Jury Selection in Tsarnaev Trial and Comparisons

Update: Tsarnaev's defense team has now requested a continuance due to the Paris shootings.

Boston Magazine has an interesting interview with Stephen Jones, lead trial counsel for Timothy McVeigh, "Tale of Two Trials" on similarities and differences in McVeigh's case and that of Dzhokhar Tsarnaev.

On jury selection, he raises the issue of the "stealth juror."

The federal courts, in my opinion, engage in a fiction. The fiction is — and some sincerely believe it, but I think nevertheless it’s a fiction — that once the juror takes an oath as a juror that their personality and character sort of changes and now they recognize this tremendous responsibility on them. I’ve not found that to be true.

What I’ve found is that the more notorious the case is, or the greater the publicity, jurors campaign to be on the jury so they can be a part of history, and that was certainly the case in Mr. McVeigh’s jury.


Stephen Jones says of McVeigh:

Tim McVeigh was an interesting person. He was a true terrorist. He wanted to advance the cause of the revolution and he was willing to sacrifice himself to do so.
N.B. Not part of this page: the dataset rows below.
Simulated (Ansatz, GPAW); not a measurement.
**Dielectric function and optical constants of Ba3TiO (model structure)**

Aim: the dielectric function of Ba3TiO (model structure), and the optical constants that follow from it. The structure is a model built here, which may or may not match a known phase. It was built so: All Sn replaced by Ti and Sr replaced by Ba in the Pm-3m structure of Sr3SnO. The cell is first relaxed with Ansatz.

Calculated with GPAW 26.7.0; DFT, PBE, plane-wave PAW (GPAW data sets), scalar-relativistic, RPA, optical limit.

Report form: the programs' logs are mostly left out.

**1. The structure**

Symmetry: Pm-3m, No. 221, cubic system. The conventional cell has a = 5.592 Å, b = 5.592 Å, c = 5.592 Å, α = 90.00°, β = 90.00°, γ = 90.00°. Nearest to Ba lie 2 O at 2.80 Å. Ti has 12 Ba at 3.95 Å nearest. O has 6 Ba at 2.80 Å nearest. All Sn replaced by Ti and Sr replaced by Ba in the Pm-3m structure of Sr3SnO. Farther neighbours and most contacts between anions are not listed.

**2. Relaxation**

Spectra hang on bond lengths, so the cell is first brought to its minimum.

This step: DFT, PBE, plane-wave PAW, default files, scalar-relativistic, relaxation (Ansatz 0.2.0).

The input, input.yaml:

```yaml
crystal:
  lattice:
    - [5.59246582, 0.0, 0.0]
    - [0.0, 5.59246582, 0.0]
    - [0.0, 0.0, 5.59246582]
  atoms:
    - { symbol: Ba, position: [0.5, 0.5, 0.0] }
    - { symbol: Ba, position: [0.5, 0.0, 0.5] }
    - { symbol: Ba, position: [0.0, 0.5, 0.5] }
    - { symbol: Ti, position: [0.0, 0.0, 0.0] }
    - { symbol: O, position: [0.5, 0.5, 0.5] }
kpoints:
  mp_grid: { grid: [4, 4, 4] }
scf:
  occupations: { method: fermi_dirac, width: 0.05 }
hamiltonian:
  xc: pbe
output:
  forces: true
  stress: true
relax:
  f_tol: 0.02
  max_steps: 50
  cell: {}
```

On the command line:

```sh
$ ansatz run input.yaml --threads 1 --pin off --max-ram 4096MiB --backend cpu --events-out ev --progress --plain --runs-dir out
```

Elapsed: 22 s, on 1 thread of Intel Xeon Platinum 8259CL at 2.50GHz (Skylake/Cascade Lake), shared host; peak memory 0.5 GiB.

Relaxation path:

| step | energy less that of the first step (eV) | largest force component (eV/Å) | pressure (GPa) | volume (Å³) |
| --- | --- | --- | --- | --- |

That's an interesting statement from a political perspective: that a "true terrorist" is someone who wants to advance the cause of a revolution and is willing to martyr himself for it. I would say a "true terrorist" is one whose primary goal is to cause terror and evoke sustained fear, particularly among the citizenry. I think McVeigh's acts were fueled by his hatred of the federal government, which he viewed as the "true terrorist" for its actions at Ruby Ridge and Waco, and the citizenry, in his view, were collateral damage. I also think there are "true terrorists" who direct terror attacks and don't put themselves in a position to be killed, and who later cooperate with law enforcement. David Coleman Headley (convicted of the Mumbai bombings) comes to mind. The interview with Stephen was condensed, so I wonder if he didn't have more to say on this that didn't make it into the article.

On to Tsarnaev: Jury selection in Tsarnaev seems to be moving forward. I think there are enough similarities between the shootout with the Tsarnaev brothers and the shootouts in Paris to warrant a continuance. As of yesterday, there's nothing on the docket to indicate the defense has requested one, although so many pleadings are filed under seal, it's hard to know for sure.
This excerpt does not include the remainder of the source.